Finally, let's build a simple "similar question" engine with phrase embeddings we've built.

In [None]:
# compute vector embedding for all lines in data
data_vectors = np.vstack([get_phrase_embedding(line) for line in data])

In [None]:
norms = np.linalg.norm(data_vectors, axis=1)

In [None]:
printable_set = set(string.printable)

In [None]:
data_subset = [x for x in data if set(x).issubset(printable_set)]

In [None]:
def find_nearest(query, k=10):
    """
    given text line (query), return k most similar lines from data, sorted from most to least similar
    similarity should be measured as cosine between query and line embedding vectors
    hint: it's okay to use global variables: data and data_vectors. see also: np.argpartition, np.argsort
    """
    query_vector = get_phrase_embedding(query)
    dists = data_vectors.dot(query_vector[:, None])[:, 0] / (
        (norms + 1e-16) * np.linalg.norm(query_vector)
    )
    nearest_elements = dists.argsort(axis=0)[-k:][::-1]
    out = [data[i] for i in nearest_elements]
    return out

In [None]:
results = find_nearest(query="How do I stay active?", k=5)

print("".join(results))

# assert len(results) == 10 and isinstance(results[0], str)
# assert results[0] == 'How do I get to the dark web?\n'
# assert results[3] == 'What can I do to save the world?\n'

In [None]:
results = find_nearest(query="How do i enter the matrix?", k=10)

print("".join(results))

assert len(results) == 10 and isinstance(results[0], str)
assert results[0] == "How do I get to the dark web?\n"
assert results[3] == "What can I do to save the world?\n"

In [None]:
find_nearest(query="Why don't i ask a question myself?", k=10)

In [None]:
from sklearn.cluster import KMeans

In [None]:
kmeans = KMeans(3)

In [None]:
labels = kmeans.fit_predict(np.asarray(phrase_vectors))

In [None]:
_colors = ["red", "green", "blue"]

In [None]:
draw_vectors(
    phrase_vectors_2d[:, 0],
    phrase_vectors_2d[:, 1],
    color=[_colors[label] for label in labels],
    phrase=[phrase[:50] for phrase in chosen_phrases],
    radius=20,
)

In [None]:
plt.figure(figsize=(12, 10))
plt.scatter(phrase_vectors_2d[:, 0], phrase_vectors_2d[:, 1], c=labels.astype(float))

__Now what?__
* Try running TSNE instead of UMAP (it takes a long time)
* Try running UMAP or TSNEon all data, not just 1000 phrases
* See what other embeddings are there in the model zoo: `gensim.downloader.info()`
* Take a look at [FastText](https://github.com/facebookresearch/fastText) embeddings
* Optimize find_nearest with locality-sensitive hashing: use [nearpy](https://github.com/pixelogik/NearPy) or `sklearn.neighbors`.

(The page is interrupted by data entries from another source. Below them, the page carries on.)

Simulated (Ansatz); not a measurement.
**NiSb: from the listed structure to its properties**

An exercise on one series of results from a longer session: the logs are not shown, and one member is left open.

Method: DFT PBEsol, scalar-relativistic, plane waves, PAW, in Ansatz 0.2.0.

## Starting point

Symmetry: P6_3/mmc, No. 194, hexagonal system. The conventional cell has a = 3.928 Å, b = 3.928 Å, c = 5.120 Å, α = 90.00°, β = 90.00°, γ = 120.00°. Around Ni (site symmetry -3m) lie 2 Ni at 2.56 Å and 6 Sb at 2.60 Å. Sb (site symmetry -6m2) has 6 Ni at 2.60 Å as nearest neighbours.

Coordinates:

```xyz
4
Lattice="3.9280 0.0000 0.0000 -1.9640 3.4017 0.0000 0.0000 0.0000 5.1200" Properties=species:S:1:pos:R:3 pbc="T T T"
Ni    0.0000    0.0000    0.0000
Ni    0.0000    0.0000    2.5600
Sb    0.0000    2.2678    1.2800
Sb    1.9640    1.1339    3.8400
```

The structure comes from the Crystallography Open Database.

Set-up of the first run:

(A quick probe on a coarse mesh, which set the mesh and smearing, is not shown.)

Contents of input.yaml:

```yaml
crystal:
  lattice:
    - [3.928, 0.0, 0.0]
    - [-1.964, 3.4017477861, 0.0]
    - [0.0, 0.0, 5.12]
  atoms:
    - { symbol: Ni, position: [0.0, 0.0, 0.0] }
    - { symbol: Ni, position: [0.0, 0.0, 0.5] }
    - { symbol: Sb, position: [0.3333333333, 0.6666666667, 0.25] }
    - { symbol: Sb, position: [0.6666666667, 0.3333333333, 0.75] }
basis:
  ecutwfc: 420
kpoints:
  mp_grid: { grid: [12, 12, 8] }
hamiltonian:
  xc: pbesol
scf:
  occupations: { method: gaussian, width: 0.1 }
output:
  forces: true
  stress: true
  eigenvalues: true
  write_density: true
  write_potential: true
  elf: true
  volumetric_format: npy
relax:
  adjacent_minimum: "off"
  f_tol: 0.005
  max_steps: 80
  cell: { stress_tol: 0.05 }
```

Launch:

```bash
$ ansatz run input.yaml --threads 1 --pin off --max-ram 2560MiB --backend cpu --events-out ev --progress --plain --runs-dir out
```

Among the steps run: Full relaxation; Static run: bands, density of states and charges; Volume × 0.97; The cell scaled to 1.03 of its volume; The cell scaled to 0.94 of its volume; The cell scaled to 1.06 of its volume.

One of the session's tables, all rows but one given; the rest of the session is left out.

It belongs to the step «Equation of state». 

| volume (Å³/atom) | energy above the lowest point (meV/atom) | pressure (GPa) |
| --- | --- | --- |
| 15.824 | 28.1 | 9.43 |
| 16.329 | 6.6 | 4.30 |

### Extra: your own word2vec

In [None]:
import itertools

import torch
import torch.autograd as autograd  # noqa: F401
import torch.nn as nn
import torch.nn.functional as F
import torch.optim as optim  # noqa: F401
from torch.optim.lr_scheduler import ReduceLROnPlateau, StepLR  # noqa: F401

In [None]:
vocabulary = set(itertools.chain.from_iterable(data_tok))

word_to_index = None  # YOUR CODE HERE
index_to_word = None  # YOUR CODE HERE
word_counter = {word: 0 for word in word_to_index.keys()}

Generating context pairs:

In [None]:
context_tuple_list = []
w = 4

for text in data_tok:
    for i, word in enumerate(text):
        first_context_word_index = max(0, i - w)
        last_context_word_index = min(i + w, len(text))
        for j in range(first_context_word_index, last_context_word_index):
            if i != j:
                context_tuple_list.append((word_to_index[word], word_to_index[text[j]]))
                word_counter[word] += 1.0
print("There are {} pairs of target and context words".format(len(context_tuple_list)))

Casting everything to `torch.LongTensor`

In [None]:
data_torch = torch.tensor(context_tuple_list).type(torch.LongTensor)
X_torch = data_torch[:, 0]
y_torch = data_torch[:, 1]
del data_torch

In [None]:
class Word2VecModel(nn.Module):
    def __init__(self, embedding_size, vocab_size):
        super(Word2VecModel, self).__init__()
        # YOUR CODE HERE

    def forward(self, context_word):
        # YOUR CODE HERE
        pass

In [None]:
device = torch.device("cuda:0") if torch.cuda.is_available() else torch.device("cpu")

In [None]:
model = Word2VecModel(25, len(word_to_index)).to(device)

In [None]:
loss_func = nn.CrossEntropyLoss()
opt = torch.optim.Adam(model.parameters(), lr=0.01)
# To reduce learning rate on plateau of the loss functions
lr_scheduler = ReduceLROnPlateau(opt, patience=35)

In [None]:
loss_func(model(X_torch[:5].to(device)), y_torch[:5].to(device))

In [None]:
batch_size = 1024
n_iterations = 1000
local_train_loss_history = []

In [None]:
def plot_train_process(train_loss):
    fig, axes = plt.subplots(1, 1, figsize=(15, 5))

    axes.set_title("Loss")
    axes.plot(train_loss, label="train")
    axes.legend()
    plt.show()

In [None]:
for i in range(n_iterations):

    ix = np.random.randint(0, len(context_tuple_list), batch_size)
    x_batch = X_torch[ix].to(device)
    y_batch = y_torch[ix].to(device)

    # YOUR CODE HERE: predict log-probabilities or logits

    # YOUR CODE HERE: compute loss, just like before
    loss = None

    # YOUR CODE HERE: compute gradients

    # YOUR CODE HERE: Adam step

    # YOUR CODE HERE: clear gradients

    local_train_loss_history.append(loss.item())
    lr_scheduler.step(local_train_loss_history[-1])

    if i % 100 == 0:
        clear_output(True)
        plot_train_process(local_train_loss_history)

In [None]:
matrix = next(model.embeddings.parameters()).detach().cpu()

In [None]:
def get_closest(word, top_n):
    global matrix, word_to_index, index_to_word
    y = matrix[word_to_index[word]][None, :]

    dist = F.cosine_similarity(matrix, y)
    index_sorted = torch.argsort(dist)
    top_n = index_sorted[-top_n:]
    return [index_to_word[x] for x in top_n.numpy()]

In [None]:
get_closest("apple", 5)

It might look not so promising. Remember about the upgrades to word2vec: subsampling and negative sampling.